We continue our reporting and discussion about the next Afghan cabinet – with this blog by our founding member MINNA JARVENPAA.
There has been paralysis in the Afghan government for the last six months. No meaningful business was transacted while the elections took their excruciatingly prolonged course, or in the following months of deal-making over top positions in Government. And now with the Afghan Parliament’s Wolesi Jirga – the lower house – rejecting most of Karzai’s cabinet, the first instinct has perhaps justifiably been to worry about several more months of paralysis. On the face of it, the latest Obama strategy for Afghanistan is already slipping off course. However, if the Parliamentarians stick to the criteria they have cited for rejecting 17 out of 24 Karzai nominees – lack of competence, vested interests, ties to warlords, corruption – there may actually be an opportunity in all of this.

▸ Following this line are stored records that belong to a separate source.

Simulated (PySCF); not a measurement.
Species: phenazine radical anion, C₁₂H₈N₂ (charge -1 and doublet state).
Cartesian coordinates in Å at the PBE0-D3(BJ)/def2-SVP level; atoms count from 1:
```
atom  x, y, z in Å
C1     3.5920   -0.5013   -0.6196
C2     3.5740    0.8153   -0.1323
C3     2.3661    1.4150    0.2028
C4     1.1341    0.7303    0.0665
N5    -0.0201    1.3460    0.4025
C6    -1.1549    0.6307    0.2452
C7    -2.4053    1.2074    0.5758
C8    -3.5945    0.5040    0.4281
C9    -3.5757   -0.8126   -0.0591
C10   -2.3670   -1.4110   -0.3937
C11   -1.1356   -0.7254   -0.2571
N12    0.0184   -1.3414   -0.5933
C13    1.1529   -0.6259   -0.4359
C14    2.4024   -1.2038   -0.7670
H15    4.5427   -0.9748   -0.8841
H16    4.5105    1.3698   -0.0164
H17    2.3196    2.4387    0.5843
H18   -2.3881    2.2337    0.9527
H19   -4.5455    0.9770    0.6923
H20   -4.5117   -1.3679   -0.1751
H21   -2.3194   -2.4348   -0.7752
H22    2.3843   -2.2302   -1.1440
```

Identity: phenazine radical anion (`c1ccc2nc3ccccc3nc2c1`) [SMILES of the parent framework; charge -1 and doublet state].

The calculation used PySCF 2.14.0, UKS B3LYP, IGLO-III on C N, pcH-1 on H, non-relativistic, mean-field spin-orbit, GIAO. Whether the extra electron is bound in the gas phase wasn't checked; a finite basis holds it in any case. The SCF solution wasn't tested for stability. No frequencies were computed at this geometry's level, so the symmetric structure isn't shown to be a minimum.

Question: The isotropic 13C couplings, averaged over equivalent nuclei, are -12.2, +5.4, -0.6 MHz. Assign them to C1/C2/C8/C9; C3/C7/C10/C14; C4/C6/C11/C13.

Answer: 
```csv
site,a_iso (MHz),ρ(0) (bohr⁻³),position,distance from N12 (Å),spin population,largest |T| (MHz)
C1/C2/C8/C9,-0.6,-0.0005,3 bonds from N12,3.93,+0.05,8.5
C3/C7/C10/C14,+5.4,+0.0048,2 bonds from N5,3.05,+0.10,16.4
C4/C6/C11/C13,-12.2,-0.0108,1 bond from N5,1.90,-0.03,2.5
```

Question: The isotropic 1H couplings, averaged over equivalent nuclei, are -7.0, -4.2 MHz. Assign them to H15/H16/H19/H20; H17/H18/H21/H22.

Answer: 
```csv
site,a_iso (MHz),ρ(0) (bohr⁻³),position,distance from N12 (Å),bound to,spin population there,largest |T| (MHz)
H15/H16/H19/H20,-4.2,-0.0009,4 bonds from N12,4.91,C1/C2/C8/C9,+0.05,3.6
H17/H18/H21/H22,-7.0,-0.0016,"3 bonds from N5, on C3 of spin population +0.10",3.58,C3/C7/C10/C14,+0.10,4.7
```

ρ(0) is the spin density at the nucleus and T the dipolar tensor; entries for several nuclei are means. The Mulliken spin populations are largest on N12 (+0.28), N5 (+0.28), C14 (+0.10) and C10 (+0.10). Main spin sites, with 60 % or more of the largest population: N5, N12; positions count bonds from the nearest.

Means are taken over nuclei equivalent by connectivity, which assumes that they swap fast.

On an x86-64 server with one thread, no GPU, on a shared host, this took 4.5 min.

Before the vote, it looked like Afghanistan would end up with a government line-up that looked to most Afghans like more of the same. Even the Americans, with all the political capital they had spent on lobbying President Karzai, had barely managed to hold on to a few ministers from the previous government who were perceived to be effective. With such a cabinet, there could be no expectation of change, at least not for the better. And so, despite all the drama surrounding the elections, Karzai would have been able to continue running the country as in the past, using his pre-existing networks, only even more beholden to the warlords than before.
After Saturday’s vote in the Wolesi Jirga there may still be something to play for to get decent appointments. A group of parliamentarians, including most prominently Shukria Barakzai, Daud Sultanzoy and Mirwais Yasini, are calling for merit-based appointments and clean government. They have vowed to send back any nomination that is linked to one of the warlords. It is hard to gauge how large this group is, but many even in Parliament are said to have been surprised by the results of Saturday’s secret ballot. Members of Parliament have also called on Karzai not to send back nominations that have already been rejected; some are irked that the President is putting out feelers about reintroducing Ismail Khan (Water and Energy), Danesh (Justice), Fatemi (Public Health) and Women’s Affairs Minister Ghazanfar, among others.
On the civil society side, a group of well-connected and educated women ranging from human rights activists to government officials and members of the judiciary has taken a cue from the Wolesi Jirga. They have seized on the rejection of two thirds of cabinet nominees as an opportunity to make demands for a government that includes women in substantial ministries and that is based on competence, rather than ethnic quotas and patronage networks. This group that includes Fatima Gailani, Sima Samar and others has submitted a list of women candidates for the various Ministerial positions and is mobilising to lobby the President and his inner circle.
The Wolesi Jirga has begun to find its voice. Some members are said to have agreed among themselves that even if they are offered a bribe for voting a particular Minister in, they might take the money but still vote as they wish. Rumour has it that this is what was done already in October when parliament was asked by the President if he should accept a second election round against Dr. Abdullah. The President thought he had secured a ‘no’ to a second round, in support of his public position and better to defy the international community, but Parliament responded with a resounding ‘yes’.
Against this background, it is perhaps not surprising that the President has come out strongly in defense of the constitution and insisted that parliamentary elections must happen already on 22 May this year. A large number of the current members could stand to lose their seats, especially if the necessary reforms are not put in place in time to prevent vote rigging.
Whether the Wolesi Jirga stays its course on the issue of cabinet appointments and succeeds in forcing Karzai to nominate people of a higher caliber remains to be seen. Perhaps parliament will be out-manoeuvred once again. Perhaps it will in the end be bought. But the resolve of parliamentarians may have been stiffened by Karzai’s delay tactics that have eaten into their winter break, and the latest presidential decree from 4 January that suspends the parliament’s 45-day recess until the cabinet has been confirmed. Somewhere in all of this there seems to be a slim chance for change.